Let us get into details with respect to FIFO Scheduler. We will see how to configure and also run jobs to understand how it actually schedule the jobs.
- FIFO means First In First Out. As the name indicates, the job submitted first will get priority to execute. FIFO is a queue-based scheduler.
- If we setup Cluster using Plain Vanilla Hadoop, First In First Out (FIFO) is the default scheduler.
- Allocates resources based on arrival time. If there is a long-running job which takes up all the capacity, resources will not be allocated to other jobs until the job reach a point where required resources for the job is less than the capacity of the cluster.
- Due to the above reason, if there is a critical small job submitted when the long-running job is running it has to wait until the earlier jobs do not require all the capacity.

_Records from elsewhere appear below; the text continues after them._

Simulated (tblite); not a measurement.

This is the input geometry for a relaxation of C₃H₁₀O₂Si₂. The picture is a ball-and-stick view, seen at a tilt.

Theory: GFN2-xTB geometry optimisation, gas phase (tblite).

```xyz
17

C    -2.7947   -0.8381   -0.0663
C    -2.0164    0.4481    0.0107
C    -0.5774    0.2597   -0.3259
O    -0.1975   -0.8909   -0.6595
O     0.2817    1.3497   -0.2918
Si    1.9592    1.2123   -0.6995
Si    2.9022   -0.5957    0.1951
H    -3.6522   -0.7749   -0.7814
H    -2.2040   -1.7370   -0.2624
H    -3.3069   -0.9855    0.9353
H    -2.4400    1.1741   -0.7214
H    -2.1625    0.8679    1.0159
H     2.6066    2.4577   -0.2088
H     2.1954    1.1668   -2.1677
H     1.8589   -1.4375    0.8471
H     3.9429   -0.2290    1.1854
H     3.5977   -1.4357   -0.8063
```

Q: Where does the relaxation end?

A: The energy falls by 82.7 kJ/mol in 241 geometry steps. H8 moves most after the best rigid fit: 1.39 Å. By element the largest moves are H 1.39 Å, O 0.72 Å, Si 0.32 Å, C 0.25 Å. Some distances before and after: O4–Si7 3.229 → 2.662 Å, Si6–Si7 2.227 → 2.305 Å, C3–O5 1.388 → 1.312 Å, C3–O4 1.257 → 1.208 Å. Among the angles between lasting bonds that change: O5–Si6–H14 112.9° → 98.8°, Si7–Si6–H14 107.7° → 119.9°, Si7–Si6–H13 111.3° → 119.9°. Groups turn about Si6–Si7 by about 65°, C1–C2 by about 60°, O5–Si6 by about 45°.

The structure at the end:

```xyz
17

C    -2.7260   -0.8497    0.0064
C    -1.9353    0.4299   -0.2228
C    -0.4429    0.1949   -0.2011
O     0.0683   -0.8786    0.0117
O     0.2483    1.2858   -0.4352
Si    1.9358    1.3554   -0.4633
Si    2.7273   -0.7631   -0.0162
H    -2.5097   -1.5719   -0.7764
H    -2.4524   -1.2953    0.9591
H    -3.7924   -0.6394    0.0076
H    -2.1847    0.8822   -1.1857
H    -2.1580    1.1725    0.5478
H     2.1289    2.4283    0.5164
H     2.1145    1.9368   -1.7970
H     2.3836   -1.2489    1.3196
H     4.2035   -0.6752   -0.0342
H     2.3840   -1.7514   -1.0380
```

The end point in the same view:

- However, in Production Clusters, we need to either use Fair Scheduler or Capacity Scheduler.
Configure FIFO Scheduler
- Log in to Cloudera Manager and go to YARN and then click on Configuration
- Search for “Scheduler”
- Select the property “yarn.resourcemanager.scheduler.class” in yarn-site.xml to org.apache.hadoop.yarn.server.resourcemanager.scheduler.fifo.FifoScheduler to enable the FIFO scheduling policy in your YARN cluster.
Submitting jobs and Validating FIFO Scheduler
Submit the Long running job to production queue by using the below command. This job requires 279 containers.
https://gist.github.com/dgadiraju/f6aa41383703a8b6bb3bb902a8726581
Submit the other job which requires only 18 containers to process the data.
https://gist.github.com/dgadiraju/85c9d016bca952d4b1d5d52a828bff2f
The second small job will wait until the first job that is submitted and running.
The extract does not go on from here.